Labor has said it is prepared to work with the government's existing WiMax plans if it wins the next election -- but the party's shadow Communications Minister is getting the knives out for the Coalition's expert taskforce on fibre-to-the-node (FTTN).
Speaking today at an Australian Internet Industry Association (AIIA) event in Sydney, shadow Communications Minister Stephen Conroy said Labor will replace the government-picked expert taskforce currently in charge of overseeing the Coalition's urban FTTN plan and picking the company that will build the network.
"We will be starting again with our own [taskforce]," he said, "and with someone who knows something about telecoms."
The government's taskforce has already published a set of draft requirements on FTTN tenders for public consolation and will soon produce the final guidelines for would-be bidders.
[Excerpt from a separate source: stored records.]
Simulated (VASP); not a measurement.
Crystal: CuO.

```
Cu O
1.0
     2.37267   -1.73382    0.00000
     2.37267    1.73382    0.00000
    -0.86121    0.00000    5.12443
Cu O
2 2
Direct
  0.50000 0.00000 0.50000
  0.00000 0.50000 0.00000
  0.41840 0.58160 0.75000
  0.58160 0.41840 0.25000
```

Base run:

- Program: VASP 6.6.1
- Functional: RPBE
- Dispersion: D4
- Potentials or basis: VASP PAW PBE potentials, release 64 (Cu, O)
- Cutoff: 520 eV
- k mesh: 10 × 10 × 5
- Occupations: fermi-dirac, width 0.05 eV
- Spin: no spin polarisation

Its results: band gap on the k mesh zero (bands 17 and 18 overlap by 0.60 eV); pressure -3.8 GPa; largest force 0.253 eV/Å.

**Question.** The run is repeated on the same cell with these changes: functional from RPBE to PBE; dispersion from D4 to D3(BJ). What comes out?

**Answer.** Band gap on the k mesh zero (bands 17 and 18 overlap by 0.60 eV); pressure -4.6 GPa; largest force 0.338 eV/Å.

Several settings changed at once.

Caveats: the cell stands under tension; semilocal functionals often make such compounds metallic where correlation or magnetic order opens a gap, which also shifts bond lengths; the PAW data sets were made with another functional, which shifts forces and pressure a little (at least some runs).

Should Labor come to power in this year's Federal elections, the Coalition's fibre plans are likely to be dismantled and replaced with Labor's own AU$4.7bn vision of Australian FTTN.
However, Labor has no plans to disassemble the bush WiMax network scheduled to go live in 2009, backed by the government and run by OPEL, a joint venture between Optus and Elders.
The government funding deal for the project -- around AU$1 billion -- was finally confirmed this week.
Senator Conroy said there may also be areas where the Labor plan can take advantage of the OPEL network.
"The good news in the OPEL contract -- and there wasn't that much of it -- is they will be building a lot of backhaul ... If we can link in with their backhaul, that will be a good thing but it's [down to] commercial negotiations and if they want to be involved in it."
As part of the bush network, OPEL will build 15,000 km of fibre backhaul and enable 312 additional exchanges with ADSL2+.